As the tour bus turned yet another winding corner we thought there was nothing more to see. Just then a mountain range like the one near Kalambaka would appear and we would nearly gasp. To look at the mountains from the lower vantage point was to behold a daunting trek to the top. But at the top you were filled with great satisfaction at having made it to the apex of this God-made pinnacle. There is nothing like looking down on creation from the roof of the world and seeing a wondrous valley.
As beautiful as this vision was to us, Isaiah’s vision of Mount Zion blows it away one million fold. The prophet was not sight-seeing in old Anatolia; he was not vacationing in the mountains of Macedonia. The LORD took Isaiah away into a future place through the Holy Spirit and showed him something awesome. God showed him the glory of Mount Zion.
1. Isaiah saw a mountain rise
What did Isaiah see? “This is what Isaiah son of Amoz saw concerning Judah and Jerusalem: In the last days…” (2:1-2a). When we read this passage a number of questions will surface. Before we continue on we must ask, what are the last days?
There are two or three ways of looking at this phrase. Isaiah could be talking about the last days of Jerusalem. As they were surrounded by enemies and soon to be conquered these would certainly be the last days. When prophets speak of the last day, the final day, that is the judgment day when the earth and time will cease and God will judge all things. But here Isaiah speaks of the last days. What is this?
This refers to an era, to a time the Bible teaches is the era following Christ’s resurrection. It is the Church age, the last era. The book of Acts is the beginning of the Church age and we find the apostles waiting in a room in Jerusalem for God to do something. We know that the Holy Spirit came and filled them and they spoke in tongues. Peter then preached a sermon quoting the prophet Joel who said, “In the last days, God says, I will pour out my Spirit on all people…” (Acts 2:17). In the last days the Holy Spirit will come.
Then in Hebrews chapter one we read this: “In the past God spoke to our forefathers through the prophets at many times and in various ways, but in these last days he has spoken to us by his Son…” (Heb 1:1-2). These are the last days according to what our Bible tells us. We may assume very confidently that Isaiah is speaking to our time.

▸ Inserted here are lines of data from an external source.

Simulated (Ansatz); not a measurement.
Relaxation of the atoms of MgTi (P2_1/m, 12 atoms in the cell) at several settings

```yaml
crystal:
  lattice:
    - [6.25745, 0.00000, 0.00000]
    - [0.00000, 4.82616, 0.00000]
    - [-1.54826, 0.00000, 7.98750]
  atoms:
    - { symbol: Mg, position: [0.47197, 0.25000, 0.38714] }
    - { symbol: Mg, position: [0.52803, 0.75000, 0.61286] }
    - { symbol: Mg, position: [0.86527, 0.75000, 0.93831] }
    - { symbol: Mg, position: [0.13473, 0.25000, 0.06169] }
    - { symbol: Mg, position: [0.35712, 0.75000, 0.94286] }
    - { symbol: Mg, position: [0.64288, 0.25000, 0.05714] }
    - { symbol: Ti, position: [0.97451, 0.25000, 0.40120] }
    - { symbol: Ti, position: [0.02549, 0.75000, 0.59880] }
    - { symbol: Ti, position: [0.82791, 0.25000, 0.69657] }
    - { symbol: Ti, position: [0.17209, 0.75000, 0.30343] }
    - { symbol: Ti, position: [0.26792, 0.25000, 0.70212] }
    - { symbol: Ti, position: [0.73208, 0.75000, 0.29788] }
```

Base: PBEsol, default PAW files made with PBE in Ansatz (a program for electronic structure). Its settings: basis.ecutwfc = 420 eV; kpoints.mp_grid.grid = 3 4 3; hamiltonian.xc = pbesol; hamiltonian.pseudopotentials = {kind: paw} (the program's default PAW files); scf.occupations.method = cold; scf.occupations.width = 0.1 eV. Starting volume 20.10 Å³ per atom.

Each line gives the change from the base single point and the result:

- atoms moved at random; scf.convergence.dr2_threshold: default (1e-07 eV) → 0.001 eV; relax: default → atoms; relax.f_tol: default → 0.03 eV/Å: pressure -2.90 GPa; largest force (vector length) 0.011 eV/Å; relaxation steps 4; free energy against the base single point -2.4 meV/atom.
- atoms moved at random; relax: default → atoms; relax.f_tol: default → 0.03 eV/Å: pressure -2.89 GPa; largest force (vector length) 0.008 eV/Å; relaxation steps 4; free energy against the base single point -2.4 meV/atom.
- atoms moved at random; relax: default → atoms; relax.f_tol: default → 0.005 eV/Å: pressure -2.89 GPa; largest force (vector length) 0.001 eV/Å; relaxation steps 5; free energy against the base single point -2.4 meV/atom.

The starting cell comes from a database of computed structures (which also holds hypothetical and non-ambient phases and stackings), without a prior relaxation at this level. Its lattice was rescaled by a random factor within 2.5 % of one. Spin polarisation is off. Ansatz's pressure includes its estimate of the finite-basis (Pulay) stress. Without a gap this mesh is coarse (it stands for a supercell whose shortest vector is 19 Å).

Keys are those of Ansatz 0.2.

What is supposed to happen in our time, in this Christian era? “In the last days the mountain of the LORD’s temple will be established as chief among the mountains; it will be raised above the hills…” (2:2). This is a very odd image. And some of us, no doubt, will see this as some apocalyptic event where perhaps the temple will be rebuilt in Jerusalem. But we must put our minds into the mind of the Jew who heard this in his time. What did he think?
He must have thought something very huge was going to happen. A great change was going to take place. For you see, in his day the chief mountain was not Mount Moriah, or as we know it, Mount Zion, it was Sinai. It was from Sinai that the law was received; it was Sinai that Moses went up and met with God and was enveloped in thunder and smoke.
Here is something else very odd. Mount Zion is not much of a mountain. It is a hill among some other taller hills that could be called mountains. Something very important is going to happen here if the chief mountain is going to be Zion and not Sinai.
Mountains played an important role in the religions of those times. It was on the mountain that heaven and earth came together in the primitive mind. It was thought that the gods could be reached on mountain tops. That’s why they built altars and temples on mountain tops.
The Parthenon in Athens was built on a mountain top as an offering to the gods. I read up about this after our trip. When the Greeks defeated the Persians they built this magnificent structure to honor the gods for the victory they gave.